Most sick am I, O friends, of this sugary disastrous jargon of philanthropy, the reign of love, new era of universal brotherhood, and not Paradise to the Well-deserving but Paradise to All-and-sundry, which possesses the benighted minds of men and women in our day. My friends, I think you are much mistaken about Paradise! "No Paradise for anybody: he that cannot do without Paradise, go his ways:" suppose you tried that for a while! I reckon that the safer version. Unhappy sugary brethren, this is all untrue, this other; contrary to the fact; not a tatter of it will hang together in the wind and weather of fact. In brotherhood with the base and foolish I, for one, do not mean to live. Not in brotherhood with them was life hitherto worth much to me; in pity, in hope not yet quite swallowed of disgust,--otherwise in enmity that must last through eternity, in unappeasable aversion shall I have to live with these! Brotherhood? No, be the thought far from me. They are Adam's children,--alas yes, I well remember that, and never shall forget it; hence this rage and sorrow. But they have gone over to the dragons; they have quitted the Father's house, and set up with the Old Serpent: till they return, how can they be brothers? They are enemies, deadly to themselves and to me and to you, till then; till then, while hope yet lasts, I will treat them as brothers fallen insane;--when hope has ended, with tears grown sacred and wrath grown sacred, I will cut them off in the name of God! It is at my peril if I do not. With the servant of Satan I dare not continue in partnership. Him I must put away, resolutely and forever; "lest," as it is written, "I become partaker of his plagues."
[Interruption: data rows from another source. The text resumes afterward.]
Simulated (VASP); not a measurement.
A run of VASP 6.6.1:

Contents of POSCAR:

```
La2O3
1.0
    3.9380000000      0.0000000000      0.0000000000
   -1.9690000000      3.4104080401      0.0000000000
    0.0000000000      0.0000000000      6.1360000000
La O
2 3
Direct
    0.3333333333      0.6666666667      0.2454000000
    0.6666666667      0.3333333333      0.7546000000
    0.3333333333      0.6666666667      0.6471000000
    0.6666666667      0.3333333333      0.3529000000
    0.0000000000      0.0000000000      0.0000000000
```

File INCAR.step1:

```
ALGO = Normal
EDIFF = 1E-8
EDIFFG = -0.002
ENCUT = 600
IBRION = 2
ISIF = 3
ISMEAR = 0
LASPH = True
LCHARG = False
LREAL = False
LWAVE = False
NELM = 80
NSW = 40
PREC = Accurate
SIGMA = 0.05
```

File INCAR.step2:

Beautiful Black Peasantry, who have fallen idle and have got the Devil at your elbow; interesting White Felonry, who are not idle, but have enlisted into the Devil's regiments of the line,--know that my benevolence for you is comparatively trifling! What I have of that divine feeling is due to others, not to you. A "universal Sluggard-and-Scoundrel Protection Society" is not the one I mean to institute in these times, where so much wants protection, and is sinking to sad issues for want of it! The scoundrel needs no protection. The scoundrel that will hasten to the gallows, why not rather clear the way for him! Better he reach _his_ goal and outgate by the natural proclivity, than be so expensively dammed up and detained, poisoning everything as he stagnates and meanders along, to arrive at last a hundred times fouler, and swollen a hundred times bigger! Benevolent men should reflect on this.--And you Quashee, my pumpkin,--(not a bad fellow either, this poor Quashee, when tolerably guided!)--idle Quashee, I say you must get the Devil _sent away_ from your elbow, my poor dark friend! In this world there will be no existence for you otherwise. No, not as the brother of your folly will I live beside you. Please to withdraw out of my way, if I am not to contradict your folly, and amend it, and put it in the stocks if it will not amend. By the Eternal Maker, it is on that footing alone that you and I can live together! And if you had respectable traditions dated from beyond Magna Charta, or from beyond the Deluge, to the contrary, and written sheepskins that would thatch the face of the world,--behold I, for one individual, do not believe said respectable traditions, nor regard said written sheepskins except as things which _you_, till you grow wiser, will believe. Adieu, Quashee; I will wish you better guidance than you have had of late.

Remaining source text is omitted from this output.